Defending God at the Library

by | July 21, 2016

Ok, I know I should be taking this all serious, but gods getting censored at the local library tickles my irony bone. (Get your mind out of the gutter)

An Ontario woman whose community newsletter was banned from her local library has won the right to distribute it on the institution’s pamphlet stands, after a year-long battle that nearly ended up in court.

Good for her, censorship of books…. And pamphlets is bad, even ones with silly things in them.

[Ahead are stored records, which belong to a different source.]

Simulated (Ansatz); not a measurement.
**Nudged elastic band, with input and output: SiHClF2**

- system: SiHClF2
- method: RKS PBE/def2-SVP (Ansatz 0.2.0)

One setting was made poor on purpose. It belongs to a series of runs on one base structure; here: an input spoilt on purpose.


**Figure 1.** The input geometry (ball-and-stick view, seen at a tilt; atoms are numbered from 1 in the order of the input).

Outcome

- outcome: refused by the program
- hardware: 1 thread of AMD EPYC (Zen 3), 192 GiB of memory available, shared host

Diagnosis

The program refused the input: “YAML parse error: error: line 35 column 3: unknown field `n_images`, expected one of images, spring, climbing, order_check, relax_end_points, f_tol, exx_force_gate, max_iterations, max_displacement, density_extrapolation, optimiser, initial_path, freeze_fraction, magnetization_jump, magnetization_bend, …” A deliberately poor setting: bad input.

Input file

“Pointedly, this Constitution opens with the declaration stating that ‘Canada is governed under the supremacy of God and the rule of Law,’ ” she wrote. “Yet, why are we law-abiding citizens allowing these apostates and atheists, who are in the minority, to install their undemocratic rule of terror in which mention of His Name has become anathema in public governments, their arms-length commissions, colleges of physicians and surgeons, universities and some secular media?”

And then the full measure of the fascist librarian-government complex fell on this poor woman, whose only crime is defending Thor.

Hell no.

Seriously, he’s one of the Avengers, damnit. You don’t censor the God of Thunder and live to tell.

3 thoughts on “Defending God at the Library

  1. steve oberski

    I for one eagerly anticipate the installation of the atheist undemocratic rule of terror.

    Recalcitrant xtians will be forced to proselytize for the apostate and atheist cause, including but not limited to, haranguing other citizens going about their business in public places, going door to door early Sunday morning and using reason and empirical evidence to make moral decisions about complex social issues.

  2. Charles Heroux

    Funny story. As atheists we of course allow everyone to believe what they wish to, but only object when they stick their myths into our faces and insist that we believe the same as them.

    I live for the day when apostate is a badge of honour instead of a reason to be killed.

  3. Shawn the Humanist

    We have had a long history of good dealings with our local library. They once told me they were in the process of changing their policy to not allow religious pamphlets because big churches will drop off dozens of different pamphlets each with many copies. The small churches few, or none. How do you display that? And how is this fair to small churches, and other groups like ours.

    I see the problem. They think it’s fair to deny it to everyone to not give a benefit to the biggest and richest churches.

    However, the biggest and richest churches are easy to find. A better solution would be to provide a list of alternatives so people can find the smaller churches. This would level the field a bit. It’s another type of fairness.

    But that doesn’t solve the logistical problems. Maybe you could suggestion one pamphlet at a time.